Novel on alternative history gets adapted for Amazon Video
December 6, 2015
“The Man in the High Castle,” a novel by American writer, Philip K. Dick, has been transformed into a 10 episode web series that is now available on Amazon’s streaming service after the pilot episode was highly voted for by Amazon customers. Released in 1962, the novel focuses on what life would be like if Imperial Japan and Nazi Germany took over the United States, showcasing daily American life as an occupied people. The setting takes place in 1947, 15 years after the end to World War II. The author brings his readers into a world that could have been, giving us a startling perspective on a reality we couldn’t have imagined otherwise.
How could this have happened?
In this world, the United States fails to enter World War II by maintaining its isolationist policy. Thus, the British and the Soviets are the major powers that fight the Germans and they eventually lose.

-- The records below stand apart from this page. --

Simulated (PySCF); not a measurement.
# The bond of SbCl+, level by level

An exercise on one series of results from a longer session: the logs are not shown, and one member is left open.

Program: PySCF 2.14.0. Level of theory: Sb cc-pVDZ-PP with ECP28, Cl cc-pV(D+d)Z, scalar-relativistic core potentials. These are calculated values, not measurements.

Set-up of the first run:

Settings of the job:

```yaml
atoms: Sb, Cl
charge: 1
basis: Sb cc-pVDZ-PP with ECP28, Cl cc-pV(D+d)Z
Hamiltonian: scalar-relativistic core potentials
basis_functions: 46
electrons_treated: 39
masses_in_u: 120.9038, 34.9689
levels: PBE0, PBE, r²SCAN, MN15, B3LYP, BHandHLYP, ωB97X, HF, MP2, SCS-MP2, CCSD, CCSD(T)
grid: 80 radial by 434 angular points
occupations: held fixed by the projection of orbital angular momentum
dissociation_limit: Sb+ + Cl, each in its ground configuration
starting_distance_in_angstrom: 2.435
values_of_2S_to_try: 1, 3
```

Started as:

Meanwhile in the Pacific, the Japanese still destroy the US Navy Fleet in an attack on Pearl Harbor and conquer Hawaii as well as later Australia and New Zealand. Soon after, the United States and its allies give in to the Axis powers. The Japanese are able to successfully establish its own “Greater East Asian Co-Prosperity Sphere” through its occupation of various countries. Eventually, Imperial Japan and the Third Reich become the world superpowers, which in turn leads into a Cold War, much like our world had between the United States and the Soviet Union.
Later, the Nazi develop the atomic bomb. A Nazi nuclear strike is planned by “Operation Dandelion” to exterminate the Japanese. Adolf Hitler is not in power, but German Chancellor, Martin Bormann, who initiates several different ways to increase Germany’s power. He later dies which proves difficult for the remaining top Nazi’s to approve another in his succession.
What is unusual and creatively ironic about the book is that it contains a novel within the novel. “The Grasshopper Lies Heavy” is read by many characters in the book. The fictional author, Hawthorne Abendsen, focuses on a completely different outcome of the war in which the Axis powers lose World War II. As such, the Germans of course ban it from being owned by anyone in their territory.
The novel within a novel presents its own alternative history in which among other things, the Pacific Fleet is removed from Pearl Harbor, thus avoiding the attack by the Japanese. The British conquer Berlin, later leading Adolf Hitler and other Nazi leaders to be tried for war crimes. The novel concludes rather mysteriously with a brief claim of the British Empire becoming the world’s only superpower.
All this was turned into a web series that allows us to ask ourselves many questions in the face of an alternate history. What would life be like if the United States lost the war?
The new reader (or viewer) will be tempted to start this story believing that this is simply another science fiction work. The web series differs greatly from the book. For example, the United States loses the war by Washington being nuked by the Germans.
It also uses a mysterious film instead of a book and it causes one to wonder why this film footage of an alternative world exists. This difference, as to the origin of the films, puts the viewer at very high risk of missing the point of the entire show. The novel and show depict the effect of war on winners, losers and those caught in the middle. Perhaps we can get a perspective on what life would be like in that time period, living a country that is lost to one of a greater power.Ultimately, the goal of this journey is the journey itself and not the destination.